TASK: [testing.first | debug var=def_in_second] ******************************* 
ok: [localhost] => {
    "var": {
        "def_in_second": "23"
    }
}

So I guess it can be done. Defining it all in defaults/ is not bad because then it can all be changed/overwritten from the inventory.

@htgoebel I'm not sure about checking everything in the roles, for example should a database role check for correct iptables rules? That adds additional tasks and complexity, I would hope that users could look at existing playbooks to see what roles are expected to be used, and provide similar set of roles in their own playbooks.

At the moment defaults/main.yml cannot be split into separate files. I've talked with some Ansible developers, there's an idea to allow multiple subdirectory levels and separate files in defaults/ similar to how the Ansible inventory works (code is already in place and tested), but that will most likely be considered after Ansible v2 is released.

ypid commented

In my case I am installing 20 application roles so far, each one re-runs nginx and all dependencies.

How would this be handled with the new design?

# playbook: librenms.yml
---
- hosts: debops_librenms
  roles:
    - role: debops.ferm
      ferm_dependent_rules: '{{ nginx_ferm_rules }}'
    - role: debops.php5
      php5_config: '{{ librenms_php5_config }}'
    - role: debops.mariadb
      mariadb_config: '{{ librenms_mariadb_config }}'
    - role: debops.nginx
      nginx_config: '{{ librenms_nginx_config }}'
    - role: debops.librenms

@ypid Psydocode as I don't recall all the variables. With example below you could add hundreds of sites easily while referencing variables from the site_one_app role. I would likely define the list of mariadb databases and nginx conf in inventory and not in the playbook, but for example purposes I have included it here. This would run each role just one time, which has been extremely performant in my testing.

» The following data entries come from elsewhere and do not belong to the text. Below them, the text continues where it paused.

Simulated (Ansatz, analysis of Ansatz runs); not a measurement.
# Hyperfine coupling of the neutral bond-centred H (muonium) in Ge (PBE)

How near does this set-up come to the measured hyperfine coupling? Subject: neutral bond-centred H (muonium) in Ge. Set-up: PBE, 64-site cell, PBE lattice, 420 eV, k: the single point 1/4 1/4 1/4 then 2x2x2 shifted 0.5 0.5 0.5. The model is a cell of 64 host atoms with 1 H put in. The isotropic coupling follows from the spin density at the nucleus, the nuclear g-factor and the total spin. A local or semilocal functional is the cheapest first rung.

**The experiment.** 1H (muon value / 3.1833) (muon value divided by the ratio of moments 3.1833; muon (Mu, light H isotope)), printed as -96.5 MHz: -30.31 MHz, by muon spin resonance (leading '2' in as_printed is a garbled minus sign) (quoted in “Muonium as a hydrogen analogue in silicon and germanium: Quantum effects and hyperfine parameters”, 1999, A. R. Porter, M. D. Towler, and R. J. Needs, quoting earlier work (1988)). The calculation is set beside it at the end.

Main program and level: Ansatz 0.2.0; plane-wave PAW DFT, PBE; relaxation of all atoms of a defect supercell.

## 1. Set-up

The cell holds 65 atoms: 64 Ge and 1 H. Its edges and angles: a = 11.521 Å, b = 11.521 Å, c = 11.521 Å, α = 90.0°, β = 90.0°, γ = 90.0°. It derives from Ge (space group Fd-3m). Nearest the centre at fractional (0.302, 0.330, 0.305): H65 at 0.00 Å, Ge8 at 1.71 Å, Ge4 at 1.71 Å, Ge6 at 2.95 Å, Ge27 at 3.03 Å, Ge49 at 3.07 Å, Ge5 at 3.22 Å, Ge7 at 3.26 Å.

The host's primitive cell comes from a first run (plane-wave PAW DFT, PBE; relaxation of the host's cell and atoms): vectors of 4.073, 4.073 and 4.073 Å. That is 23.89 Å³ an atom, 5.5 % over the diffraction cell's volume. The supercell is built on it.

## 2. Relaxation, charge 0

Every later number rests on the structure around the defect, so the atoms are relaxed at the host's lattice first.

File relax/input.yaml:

# playbook: applications.yml
---
- hosts: debops_librenms
  roles:
    - role: debops.ferm
      ferm_dependent_rules: '{{ nginx_ferm_rules }}'
    - role: debops.php5
      php5_config: '{{ librenms_php5_config }}'
    - role: debops.mariadb
      mariadb_databases:
         - '{{ site_one_database }}'
    - role: debops.nginx
      nginx_conf:
         - '{{ site_one_nginx_conf }}'
    - role: debops.site_one_app

@ypid In my opinion this makes the inventory a lot more explicit. I can look in one place to see all of the databases and conf that will be installed on a host. Previously, I would have to read each roles dependency section and trace the variables to determine what will be installed. If I want to turn off that functionality then I have to set a variable to opt-out of all dependencies (even if I only wanted to opt out of just one database table). This enables you to easily add/edit/delete all of the configuration on a host.

I think that to make the use of multiple entries easier, each configuration entry should be defined as a dict variable in defaults/main.yml, so that it can then be used in a list in the playbook. An example ferm configuration from nginx role would looke like this:

# debops.nginx/defaults/main.yml

nginx_ferm_rules:
  type: 'dport_accept'
  dport: [ 'http', 'https' ]
  saddr: '{{ nginx_allow + nginx_group_allow + nginx_host_allow }}'
  accept_any: True
  filename: 'nginx_dependency_accept'
  weight: '20'          

Then it could be used among other configuration dictionaries like this:

- hosts: webserver
  roles:

    - role: debops.ferm
      ferm_dependent_rules:
        - '{{ nginx_ferm_rules }}'
        - '{{ mariadb_server_ferm_rules }}'

    - role: debops.nginx
      nginx_servers:
        - '{{ nginx_server_domain_one }}'
        - '{{ nginx_server_domain_two }}'

And so on, and so on. It gives more wiight on the playbooks side, but roles are more flexible and granular.

@drybjed Exactly. Your example was much better than mine. It also has all of the added benefits I mentioned in my last couple of posts.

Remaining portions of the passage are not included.